It’s finally time for the delayed Nomination Ceremony. “I really don’t care whether I get nominated or not, because the Veto is the only important thing this week,” Jordan says flatly. Is it just me, or did Jeff’s eviction turn her into a weird little emotionless commando? It’s like she doesn’t care about anything anymore, thinking only of one thing: separating Shelly’s head from her body.

“Man, I can’t wait to murder you.”
As expected, Porsche nominates Rachel and Jordan. Since it doesn’t matter, Porsche should have struck a deal with Rachel and Jordan and nominated Adam and Shelly, telling them that it would make Rachel and Jordan feel safe so they don’t try as hard during the competition. Then, they would have been good either way next week.
In response to being nominated, Rachel puts on chap stick like the crazy person you see at the bus stop all the time.

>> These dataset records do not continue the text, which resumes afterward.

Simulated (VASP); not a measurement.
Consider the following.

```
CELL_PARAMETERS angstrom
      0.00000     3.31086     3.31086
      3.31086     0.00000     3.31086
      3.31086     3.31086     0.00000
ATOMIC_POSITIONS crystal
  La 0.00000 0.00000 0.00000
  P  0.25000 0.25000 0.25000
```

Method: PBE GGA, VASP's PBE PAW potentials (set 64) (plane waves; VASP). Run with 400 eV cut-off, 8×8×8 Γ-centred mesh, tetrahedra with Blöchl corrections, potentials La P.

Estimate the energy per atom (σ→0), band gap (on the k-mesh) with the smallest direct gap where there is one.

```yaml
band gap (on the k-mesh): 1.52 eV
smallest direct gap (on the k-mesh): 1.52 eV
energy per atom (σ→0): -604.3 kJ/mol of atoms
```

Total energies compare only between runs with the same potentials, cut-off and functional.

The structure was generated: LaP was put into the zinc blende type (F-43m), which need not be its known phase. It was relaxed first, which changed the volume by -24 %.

“Do you guys have any change?”
Because there are only six people left and we have to fill an hour, there’s lots of talk about having to win the veto. Rachel and Jordan have to win the veto. Adam and Shelly have to win the veto. Porsche and Kalia? Have to win the veto. This is what passes for intrigue this year, you guys. Hey, no one’s calling anyone else a Judas, so they have to do something to fill time.
Jordan and Rachel head upstairs to talk to Kalia and Porsche. Jordan, suddenly taking charge because of her new Predator persona, proposes that they work together. She tells Porsche and Kalia that they’ve been carrying Adam and Shelly through the game, and that Adam and Shelly deserve to be evicted. Working with Rachel and Jordan almost ensures a final four berth, since the other two are about as effective at competitions as, uh…two Adams.
Jordan’s final argument is even better. Allow me to boil it down to a sentence for you: “I know that Rachel is a wretched, ginger haired nightmare who is impossible to be around, but we should still work together.”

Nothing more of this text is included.